[Theory] Static Program Analysis 读书笔记(二):dataflow analysis

5. Dataflow Analysis with Monotone Frameworks

Dataflow Analysis

  • Sign Analysis
  • Constant Propagation Analysis
  • Live Variables Analysis
  • Available Expressions Analysis
  • Very Busy Expressions Analysis
  • Reaching Definitions Analysis
  • Initialized Variables Analysis

Classical dataflow analysis starts with a CFG and a lattice with finite height. The lattice describes abstract information we wish to infer for the different CFG nodes.

The combination of a lattice and a space of monotone functions is called a monotone framework.

An analysis is sound if all solutions to the constraints correspond to correct information about the program. The solutions may be more or less imprecise, but computing the least solution will give the highest degree of precision possible.

  • naive fixed-point algorithm
  • round-robin algorithm
  • chaotic-iteration algorithm
  • work-list algorithm

A variable is live at a program point if there exists an execution where its value is read later in the execution without it is being written to in between. Clearly undecidable, this property can be approximated by a static analysis called live variables analysis (or liveness analysis).

The typical use of live variables analysis is optimization: there is no need to store the value of a variable that is not live. For this reason, we want the analysis to be conservative in the direction where the answer “not live” can be trusted and “live” is the safe but useless answer.

  • parameterized lattice

The set of available expressions for all program points can be approximated using a dataflow analysis.

An expression is very busy if it will definitely be evaluated again before its value changes.

The reaching definitions for a given program point are those assignments that may have defined the current values of variables.

A dataflow analysis is specified by providing the lattice and the constraint rules.

A forward analysis is one that for each program point computes information about the past behavior. A backward analysis is one that for each program point computes information about the future behavior.

A may analysis is one that describes information that may possibly be true and, thus, computes an over-approximation. Conversely, a must analysis is one that describes information that must definitely be true and, thus, computes an under-approximation.

Forward Backward
May Reaching Definitions Live Variables
Must Available Expressions Very Busy Expressions
  • transfer function

6. Widening

A central limitation of the monotone frameworks approach is the requirement that the lattices have finite height. We describe a technique called widening that overcomes that limitation (and a related technique called narrowing).

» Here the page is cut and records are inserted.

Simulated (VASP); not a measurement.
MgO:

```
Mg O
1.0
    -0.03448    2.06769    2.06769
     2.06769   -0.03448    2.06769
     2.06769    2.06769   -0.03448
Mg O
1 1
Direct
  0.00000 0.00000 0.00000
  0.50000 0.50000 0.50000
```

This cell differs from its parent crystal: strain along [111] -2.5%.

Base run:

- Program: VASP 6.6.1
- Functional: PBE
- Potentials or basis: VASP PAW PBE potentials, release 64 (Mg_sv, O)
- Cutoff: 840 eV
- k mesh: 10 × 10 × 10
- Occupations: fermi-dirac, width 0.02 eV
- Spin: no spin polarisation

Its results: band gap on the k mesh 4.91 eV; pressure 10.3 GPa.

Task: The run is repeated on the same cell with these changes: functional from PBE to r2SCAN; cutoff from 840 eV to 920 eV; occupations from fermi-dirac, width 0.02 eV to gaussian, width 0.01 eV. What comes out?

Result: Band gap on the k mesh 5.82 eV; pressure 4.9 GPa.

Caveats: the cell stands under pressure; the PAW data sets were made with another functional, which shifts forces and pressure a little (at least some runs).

An interval analysis computes for every integer variable a lower and an upper bound for its possible values.

Intervals are interesting analysis results, since sound answers can be used for optimizations and bug detection related to array bounds checking, numerical overflows, and integer representations.

The interval analysis lattice has infinite height, so applying the naive fixed-point algorithms may never terminate.

To obtain convergence of the interval analysis we shall use a technique called widening.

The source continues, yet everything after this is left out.